Newspaper article The Canadian Press

In Name of Clean Energy, Liberals Seek to Snuff out, Clean Up Coal-Fired Power

Newspaper article The Canadian Press

In Name of Clean Energy, Liberals Seek to Snuff out, Clean Up Coal-Fired Power

Article excerpt

Ottawa sets sights on coal-fired power


OTTAWA - The federal Liberal government once again earned the scorn of Saskatchewan's premier Monday with the next phase of its clean-energy strategy: pushing provinces to either phase out or clean up their coal-fired power plants.

The goal of the Trudeau government is to ensure 90 per cent of Canada's electricity comes from sustainable sources by 2030, up from 80 per cent now, Environment Minister Catherine McKenna said Monday.

Coal-fired units are among the largest sources of air pollution in the country, including sulphur dioxides, nitrogen oxides and mercury pollutants.

In addition, coal power in Alberta, Saskatchewan, New Brunswick and Nova Scotia accounts for more than eight per cent of Canada's total greenhouse gas emissions.

Under the new federal plan, provinces can choose to phase out coal entirely and replace it with lower-emitting sources -- as Alberta is doing -- or they can use carbon capture and storage technology, McKenna said.

At least in the case of Nova Scotia, however, the federal push seems like more of a gentle nudge.
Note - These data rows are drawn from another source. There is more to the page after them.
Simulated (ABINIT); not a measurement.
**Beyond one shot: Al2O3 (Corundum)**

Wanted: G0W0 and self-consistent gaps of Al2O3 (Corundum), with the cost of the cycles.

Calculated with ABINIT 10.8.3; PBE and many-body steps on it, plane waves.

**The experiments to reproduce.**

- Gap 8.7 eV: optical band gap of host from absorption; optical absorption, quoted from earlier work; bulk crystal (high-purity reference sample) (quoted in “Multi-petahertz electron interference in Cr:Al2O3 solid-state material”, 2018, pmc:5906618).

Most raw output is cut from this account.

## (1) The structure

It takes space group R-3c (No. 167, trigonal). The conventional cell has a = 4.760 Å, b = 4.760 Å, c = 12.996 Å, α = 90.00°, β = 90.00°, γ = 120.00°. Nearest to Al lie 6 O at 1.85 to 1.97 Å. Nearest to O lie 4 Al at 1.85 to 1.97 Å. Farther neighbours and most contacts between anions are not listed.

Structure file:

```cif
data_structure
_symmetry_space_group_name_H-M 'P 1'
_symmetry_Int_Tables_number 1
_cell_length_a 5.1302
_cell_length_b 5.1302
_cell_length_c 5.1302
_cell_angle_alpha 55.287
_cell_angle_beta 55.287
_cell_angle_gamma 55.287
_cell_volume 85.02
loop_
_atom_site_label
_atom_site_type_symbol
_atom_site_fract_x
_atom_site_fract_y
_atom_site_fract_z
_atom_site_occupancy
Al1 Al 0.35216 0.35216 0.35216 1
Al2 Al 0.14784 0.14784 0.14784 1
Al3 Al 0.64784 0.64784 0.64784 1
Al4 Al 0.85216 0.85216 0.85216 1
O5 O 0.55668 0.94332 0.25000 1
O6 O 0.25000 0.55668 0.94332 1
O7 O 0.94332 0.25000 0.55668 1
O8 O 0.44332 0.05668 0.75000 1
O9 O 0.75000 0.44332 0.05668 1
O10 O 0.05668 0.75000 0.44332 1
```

The government is also permitting "equivalency arrangements" to support the transition from coal towards cleaner electricity sources. Nova Scotia will be allowed to use coal-fired plants beyond 2030 in recognition of the work the province has done to reduce greenhouse gases.

McKenna characterized it as working on tailor-made approaches to phasing out coal with the four affected provinces.

"Different provinces have different solutions," she told a news conference in Ottawa. "We are making sure that the solutions make sense for ratepayers, for workers and for the residents of the province."

Later in the day in Halifax, McKenna was alongside Nova Scotia Premier Stephen McNeil as he announced plans to adopt a cap and trade system for industry, with the details to be worked out by 2018.

The province opted for cap and trade after McNeil had made it clear that he wanted no part of a proposed carbon tax, saying it would be too expensive for his province's mainly rural economy.

Saskatchewan Premier Brad Wall, another provincial leader who's no fan of the carbon-tax idea, said his province would evaluate the environmental and economic impact of the federal announcement. …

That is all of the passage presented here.